Generally, the top men’s players make about 65 percent of their first serves and 90 percent of their second serves. But when the first serve goes in, most win about three-quarters of the points, often on aces. On second serves, the win-or-lose proposition is about 50-50.

The numbers skew a bit lower for the women, but the proportions are about the same.

Nine of the top 20 men as of the Aug. 2 rankings would be better off statistically or virtually unaffected by using their first-serve technique on the second serve. The list includes Novak Djokovic, Nikolay Davydenko, Fernando Verdasco and many of those with dominating first serves: Soderling, Roddick, John Isner and Sam Querrey.

Yet only on occasion — perhaps with a big lead in a game, like 40-love — do any dare to strike a full-strength second serve.

“You need to at least give yourself a chance to win the point,” Querrey said.

The women who could be better served by hitting two first serves include Serena Williams, Jelena Jankovic, Victoria Azarenka and Maria Sharapova.

“You don’t want to give up free points,” said Jankovic, who puts in 88 percent of her second serves but loses more than half those points. “You don’t want to give gifts away by making all these double faults.”

That is the dominant thought. You cannot win a point if you do not put the ball in play. But you can lose one.

“Yes, you do have in your subconscious that you might make a double fault, so you just want to go for safe shots,” Djokovic said.

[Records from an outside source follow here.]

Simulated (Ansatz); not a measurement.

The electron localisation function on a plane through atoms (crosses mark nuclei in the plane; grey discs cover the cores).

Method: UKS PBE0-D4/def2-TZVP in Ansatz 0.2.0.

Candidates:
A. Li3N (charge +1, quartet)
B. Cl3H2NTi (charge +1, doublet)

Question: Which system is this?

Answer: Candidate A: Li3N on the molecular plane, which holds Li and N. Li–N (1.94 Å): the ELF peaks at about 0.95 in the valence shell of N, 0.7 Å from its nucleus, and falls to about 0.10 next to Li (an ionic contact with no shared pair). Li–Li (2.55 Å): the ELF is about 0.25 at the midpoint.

In other words, players would rather limit their risk to double faults and take their chances in a rally, even if it means they are more likely to lose the point.

“People prefer losing late to losing early,” Daniel Kahneman, a Nobel Prize-winning psychologist and professor emeritus at Princeton, wrote in an e-mail.

Some of Kahneman’s best-known research, with Amos Tversky, focused on decision-making and people’s aversion to risk, even when given identical potential outcomes.

“Imagine a game in which you have a 20 percent chance to get to the second stage and an 80 percent chance to win the prize at that stage,” Kahneman wrote. “This is less attractive than a game in which the percentages are reversed.”

Either way, a player would have a 16 percent chance of winning the prize. Similar math can be applied to tennis. But something else is involved, too.

“The psychological cost of a double fault may be worse than losing a volley,” Kahneman wrote.

That is probably true. Double faults are a core statistic in tennis, often cited as a sign of mental weakness. The more practical side of a player’s psyche, however, focuses on how tennis points are counted. It can take four points to win a game. Or lose one.

This is a fascinating analysis. According to the statistics, for most tennis players (especially among the men), if a tennis player served his/her second serve with the same power as a first serve, he/she would on balance perform better.

The issue is of course about mindset. When you hit the first service, you know that you still have a second serve to hit as a backup. The first serve is hit with a little extra looseness and alacrity. If you miss the first serve, you pass into a conservative, safety stroke that carries a higher pass rate. If a player is to hit a second serve with the same power as a first service, however, this means forgetting that failure means losing the point. It is, thus, all about mindset.

Looking at the crossover at business, my belief is that many managers operate very often with the second serve mentality. Managers are often inhibited — in large part by fear of failure — prefering to go with the safer option.

I attended a conference this week, “Summer University 2010 of the MEDEF” (an association or union for French business owners), where the last plenary session was about AUDACITY. Audacity means operating without the fear of failure. Indeed, business managers would do well to operate with greater verve and a first serve mindset.